Alfred L. Bush discusses "brass" in the KJV to translate Hebrew nechosheth (copper); concludes that the Book of Mormon follows the KJV in translating this term as "brass," too.

Date
1963
Type
Book
Source
Alfred L. Bush
LDS
Hearsay
Direct
Reference

Alfred L. Bush, “The Metal of These Scrolls, and Biblical ‘Brass’,” in Progress in Archaeology: An Anthology, ed. Ross T. Christensen (Provo, UT: Brigham Young University, 1963), 44-45

Scribe/Publisher
Brigham Young University
People
Alfred L. Bush
Audience
Reading Public
PDF
Transcription

A Question for the Editor. Sir: I have heard the bronze scrolls found in Cave 3 at Qumran referred to as “brass” scrolls and a comparison made with the Brass Plates of the Book of Mormon. Would you explain the biblical use of the word “brass”? Does this refer to the metal which we call brass today?—B.P.H.

Answer. “Brass” is derived originally from the Old English word braes. By idle English times it had come to refer to any type of hardness or imperishability. By 1617 its meaning had been restricted to any alloy of which the primary metallic substance was copper. It is, then, in this sense that the translators of the King James intended that it be understood. In more modern times, of course, “brass” has come to mean the yellow-colored alloy of copper and zinc usually containing about one part in three of zinc. “Bronze,” derived from the Italian word for brass, is now used to distinguish the ancient alloy of copper and tin.
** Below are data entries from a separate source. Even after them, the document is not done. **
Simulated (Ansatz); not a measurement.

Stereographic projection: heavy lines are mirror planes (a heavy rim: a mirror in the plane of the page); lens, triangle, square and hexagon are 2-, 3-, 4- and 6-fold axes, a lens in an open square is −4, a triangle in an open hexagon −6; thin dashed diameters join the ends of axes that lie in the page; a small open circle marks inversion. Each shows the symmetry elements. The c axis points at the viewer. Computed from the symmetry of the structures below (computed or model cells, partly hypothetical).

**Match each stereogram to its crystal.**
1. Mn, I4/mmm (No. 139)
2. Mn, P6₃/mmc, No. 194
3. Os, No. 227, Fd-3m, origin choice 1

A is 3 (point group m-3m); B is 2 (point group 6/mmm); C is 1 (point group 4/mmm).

The Hebrew word nechosheth, translated in 1617 as “brass,” in reality signifies copper or bronze and is properly so translated today. Thus, the bronze scrolls discovered in one of the Dead Sea saves, which excited so much speculation by their mention of ancient buried treasure, may quite properly be called “brass” scrolls, using King James English. I believe we may assume that it was in this sense that Joseph smith used the word in translating the Book of Mormon.—A.L.B.